By STEVE MASCORD
ON Sunday week, if everything goes according to form, Robert Elstone will wake up the commissioner of a North American sports league.
Rhodri Jones will be Vice President, commercial, of a North American sports league. Adam Treeby will be digital lead of a North American sports league, James Peacock will be head of media of a North American sports league. Their horizons will stretch from Manchester’s trendy northern quarter to marijuana-loving Vancouver Island, 7371 km away.
That’s a lot of doors to be knocked on over the coming off-season – sponsors, broadcasters, government agencies, potential investors. And a shitload of potential new fans.
A lot of the focus right now is on whether the Toronto Wolfpack will be allowed to go up if, as expected, they win the Championship grand final against Featherstone or Toulouse on October 5.
We don’t know the specifics of what hoops the Wolfpack are being asked to jump through. I suspect that if I did know them all, I would agree with many of them.
We’ve heard of multiple reports of unpaid bills. A governing body wouldn’t be doing its job if didn’t express concerns about these issues and seek answers from the club’s owners.
Perhaps the £1.9 million in funding the Wolfpack will voluntarily forgo, instead of being diced up between the other clubs, could be held in trust to cover for emergencies such as them not being able to fulfil fixtures.
Or perhaps it could be spent on travel to Toronto for visiting teams, given the widespread belief that the Wolfpack are supposed to cease footing this bill next year as per their original Rugby Football League participation agreement.
I suspect there would also be Super League demands with which I disagree.
I would put in this category anything that is in conflict with that original participation agreement. The Wolfpack joined the RFL pyramid under certain understandings and if those understandings are broken – the split in the British game is not their problem – then they could fairly be expected to call the lawyers over these moving goalposts.
The RFL may have promised something that they have subsequently proved unable to deliver, causing material harm to the Wolfpack’s business.
But really, the word on the street is that the ‘Pack’s new boss Bob Hunter is a gun operator (it’s an expression, it has nothing to do with firearms) and in the end, everything will be fine.
That being the case…
Rugby league in the UK has trouble opening certain doors commercially. It has trouble getting national publicity. It has trouble making money.
But how many of those doors that are slammed in their faces in this country because of historical bias against rugby league would be opened in Canada? Yahoo Sport in Canada, as one of many examples, has taken a shine to the Wolfpack.
Yahoo Sport in the UK takes agency copy on Super League.
Let’s say, as a purely hypothetical example, Super League approached Subway (the sandwich chain) to sponsor the corner posts and were sent packing.
On Monday week, could they not contact Subway Canada with the same offer? Here’s a new transatlantic sports league that has a Canadian team! Wanna sponsor our corner posts all year?
Or our video referees? Or goalpost pads? Or buy a place on LED displays pitch side?

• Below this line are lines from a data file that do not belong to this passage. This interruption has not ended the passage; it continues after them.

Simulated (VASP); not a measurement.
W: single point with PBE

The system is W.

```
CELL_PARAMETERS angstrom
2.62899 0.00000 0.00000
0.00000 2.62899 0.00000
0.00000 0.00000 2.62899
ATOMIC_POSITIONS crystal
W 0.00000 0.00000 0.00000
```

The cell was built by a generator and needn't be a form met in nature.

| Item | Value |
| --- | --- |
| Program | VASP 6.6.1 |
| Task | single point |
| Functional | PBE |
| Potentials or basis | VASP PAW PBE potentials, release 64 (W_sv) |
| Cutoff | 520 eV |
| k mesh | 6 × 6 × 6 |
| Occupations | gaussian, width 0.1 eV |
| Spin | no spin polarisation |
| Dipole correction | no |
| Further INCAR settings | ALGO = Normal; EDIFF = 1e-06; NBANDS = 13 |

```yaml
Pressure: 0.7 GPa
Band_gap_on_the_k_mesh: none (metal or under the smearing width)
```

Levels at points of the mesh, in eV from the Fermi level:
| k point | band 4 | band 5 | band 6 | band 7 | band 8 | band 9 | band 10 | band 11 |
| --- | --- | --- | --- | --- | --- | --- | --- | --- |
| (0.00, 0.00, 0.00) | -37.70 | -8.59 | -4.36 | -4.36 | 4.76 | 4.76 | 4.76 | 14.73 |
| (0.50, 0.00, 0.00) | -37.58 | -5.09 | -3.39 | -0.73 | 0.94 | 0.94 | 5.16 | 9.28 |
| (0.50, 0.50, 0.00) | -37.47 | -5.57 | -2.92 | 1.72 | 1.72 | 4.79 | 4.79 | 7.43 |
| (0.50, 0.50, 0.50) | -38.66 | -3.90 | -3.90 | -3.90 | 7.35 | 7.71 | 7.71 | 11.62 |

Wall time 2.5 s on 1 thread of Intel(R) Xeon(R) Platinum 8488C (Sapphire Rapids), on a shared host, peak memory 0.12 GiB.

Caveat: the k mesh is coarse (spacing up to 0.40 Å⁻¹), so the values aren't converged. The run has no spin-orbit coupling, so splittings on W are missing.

Suddenly, the old frustrations melt away – our patch now involves virgin territory where there are no preconceptions of what rugby league is.
Instead of seeing this off-season process as “letting a Canadian team into our competition”, it has to be perceived as our competition annexing a whole new continent.
Southern France and North America are not “outposts” from whence we send and receive teams. They are OUR territory and should be as financially lucrative as the so-called heartlands.
As we have seen, it wouldn’t take much for them to be more lucrative. Much more lucrative. Everything the competition isn’t in Britain, it can aspire to be in the New World.
This – the next six months – is when the term ‘New Beginnings’ must take on some actual meaning for Super League.